With that said, "Valloweaster" has to be the silliest and most convoluted heist yet. That's a good thing, as the entire appeal of the Halloween Heist is the contrast between an intricately plotted crime caper and a goofy workplace comedy. The items being heisted in this episode are the "Infinitude Gems," knockoff Infinity Gems from the definitely-not-an-MCU movie "Avangaboys." The heist has to be postponed twice due to the gems being swallowed — first by Cheddar and then by Norm Scully (Joel McKinnon Miller), an oafish tenured detective who often inadvertently sabotages the heist plans of more skilled players.

Cheddar is a vital part of most heists, and he truly shines in "Valloweaster." When Holt deploys him with a whistle, Cheddar comes running into the precinct in slow motion, galloping majestically through the smoke to the raucous opening chords of The Stooges' "I Wanna Be Your Dog." It's a perfect heist moment that is both utterly ridiculous and completely cool. Other perfect heist moments include Bill being creepy for no reason, his oddly lecherous "Hello, bunnies" directed at the costumed Easter Bunnies sending a chill down the viewer's spine, and Detective Rosa Diaz (Stephanie Beatriz) winning three times in one heist as she brilliantly pulls off a plan that spans three different holidays.

4. Halloween II

The Season 2 heist (aptly named "Halloween II") begins the tradition of one-upping the previous year's heist, and it features some of the funniest acts of misdirection because of how it plays with Jake's (and the viewer's) perception of the other characters. Once again, Jake and Holt are pitted against each other, as Jake vies to steal the watch off Holt's wrist. Holt comes out on top this time, having enlisted the rest of the squad to help him embarrass Jake, who has been smug since his victory in the first heist.

One of the episode's best (and most chaotic) moments comes when Jake is running down the street to get his car back after it was towed. He's accosted by a group of drunken partygoers in bear suits, who turn out to be partners Scully and Michael Hitchcock (Dirk Blocker). He then he gets on a party bus where he's pickpocketed. This ensures he has no identification when he tries to retrieve his car.
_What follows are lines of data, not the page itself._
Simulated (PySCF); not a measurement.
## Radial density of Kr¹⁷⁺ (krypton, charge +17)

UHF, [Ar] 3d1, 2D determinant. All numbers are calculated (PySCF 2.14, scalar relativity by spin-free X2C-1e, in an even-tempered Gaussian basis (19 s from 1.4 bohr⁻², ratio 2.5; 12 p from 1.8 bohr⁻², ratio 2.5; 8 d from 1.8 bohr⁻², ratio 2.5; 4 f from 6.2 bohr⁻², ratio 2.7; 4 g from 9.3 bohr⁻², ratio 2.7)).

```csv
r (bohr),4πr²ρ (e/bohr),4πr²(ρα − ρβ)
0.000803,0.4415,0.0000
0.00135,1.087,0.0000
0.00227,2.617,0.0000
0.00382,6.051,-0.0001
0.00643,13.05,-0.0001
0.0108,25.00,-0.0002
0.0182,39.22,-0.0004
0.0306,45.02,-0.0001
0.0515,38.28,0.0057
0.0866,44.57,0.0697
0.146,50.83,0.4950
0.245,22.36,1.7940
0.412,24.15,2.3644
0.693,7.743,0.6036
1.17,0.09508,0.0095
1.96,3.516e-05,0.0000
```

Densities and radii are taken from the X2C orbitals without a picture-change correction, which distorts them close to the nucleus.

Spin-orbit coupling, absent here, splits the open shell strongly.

The party bus is one of the funniest scenes in Halloween Heist history. Rosa, famous for her low, deadpan monotone, wears a cat costume and uses a high, girly voice to distract Jake. Then, Holt, dressed as a plague doctor and bellowing "Halloween!" in his best drunken reveler voice, steals Jake's badge so he can't use his police privilege at the impound lot. Each heist episode features an explanation sequence in which the winner lays out their ingenious plan, and Jake's shock at finding out who the two partiers were is almost as funny as the satisfaction on Rosa and Holt's faces when they unmask.

3. Cinco de Mayo

This Season 6 episode is perhaps the series' most self-aware heist episode. Rosa declares that she's not participating, saying, "We've exhausted every possibility of this thing. Literally, nothing new can happen. It's boring." Appropriately, "Cinco de Mayo" tries to shake the fake cobwebs off the heist concept by having it take place on a new holiday and feature far more surprises, double-crosses, and wild plot twists than any previous heist.

"Cinco de Mayo" is one of the best heist episodes for a few reasons. Terry wins this heist, outmaneuvering Jake at every step, even revealing an identical victory banner and song that give him the opportunity for some well-earned gloating. The impetus for this heist is (supposedly) to take Terry's mind off his upcoming sergeant's exam, but the squad laughs at the idea of him winning the heist, and it's nice to see them get their comeuppance for doubting Terry's abilities. Terry's incredibly physically strong, and the squad occasionally thinks of him as being all brawn, but he proves in "Cinco de Mayo" that he can outsmart them all.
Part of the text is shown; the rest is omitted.